IBM today announced a materials science breakthrough at the
atomic level that could pave the way for a new class of non-volatile memory and
logic chips that would use less power than today’s silicon based devices. Rather
than using conventional electrical means that operate today’s semiconducting
devices, IBM’s scientists discovered a new way to operate chips using tiny ionic
currents, which are streams of charged atoms that could mimic the event-driven
way in which the human brain operates.
Optical image of a typical ionic liquid (IL) gated device with a droplet of IL on top of the gate electrode and the oxide channel. The gold squares are pads used to make contact to the device via wire-bonding. On right is the magnified image of the device showing the channel (brownish yellow) and the gold electrical contacts (bright yellow). The contacts on the right and left of the channel are the source and drain contacts. The four other contact are used for 4-wire resistance & Hall measurements. (Credit: IBM)
Today’s computers typically use semiconductors made with CMOS process technologies and it was long thought that these chips would double in performance and decrease in size and cost every two years. But the materials and techniques to develop and build CMOS chips are rapidly approaching physical and performance limitations and new solutions may soon be needed to develop high performance and low-power devices.

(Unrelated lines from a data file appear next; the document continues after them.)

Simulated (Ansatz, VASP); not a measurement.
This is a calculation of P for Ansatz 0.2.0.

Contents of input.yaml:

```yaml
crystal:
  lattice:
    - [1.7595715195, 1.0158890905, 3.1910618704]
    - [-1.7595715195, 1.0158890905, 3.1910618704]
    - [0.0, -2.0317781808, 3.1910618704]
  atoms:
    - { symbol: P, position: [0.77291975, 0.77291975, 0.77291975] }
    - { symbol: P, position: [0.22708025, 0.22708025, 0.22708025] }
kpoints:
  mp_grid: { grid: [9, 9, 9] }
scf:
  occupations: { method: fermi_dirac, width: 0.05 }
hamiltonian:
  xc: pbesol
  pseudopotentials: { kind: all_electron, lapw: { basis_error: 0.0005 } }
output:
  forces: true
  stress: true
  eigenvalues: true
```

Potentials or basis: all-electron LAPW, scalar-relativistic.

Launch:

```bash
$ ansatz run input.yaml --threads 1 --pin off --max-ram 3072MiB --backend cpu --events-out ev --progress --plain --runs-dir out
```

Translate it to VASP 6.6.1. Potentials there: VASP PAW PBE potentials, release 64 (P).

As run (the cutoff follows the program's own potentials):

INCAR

IBM research scientists showed that it is possible to reversibly transform metal oxides between insulating and conductive states by the insertion and removal of oxygen ions driven by electric fields at oxide-liquid interfaces. Once the oxide materials, which are innately insulating, are transformed into a conducting state, the IBM experiments showed that the materials maintain a stable metallic state even when power to the device is removed. This non-volatile property means that chips using devices that operate using this novel phenomenon could be used to store and transport data in a more efficient, event-driven manner instead of requiring the state of the devices to be maintained by constant electrical currents.
“Our ability to understand and control matter at atomic scale dimensions allows us to engineer new materials and devices that operate on entirely different principles than the silicon based information technologies of today,” said Dr. Stuart Parkin, an IBM Fellow at IBM Research. “Going beyond today’s charge-based devices to those that use miniscule ionic currents to reversibly control the state of matter has the potential for new types of mobile devices. Using these devices and concepts in novel three-dimensional architectures could prevent the information technology industry from hitting a technology brick wall.”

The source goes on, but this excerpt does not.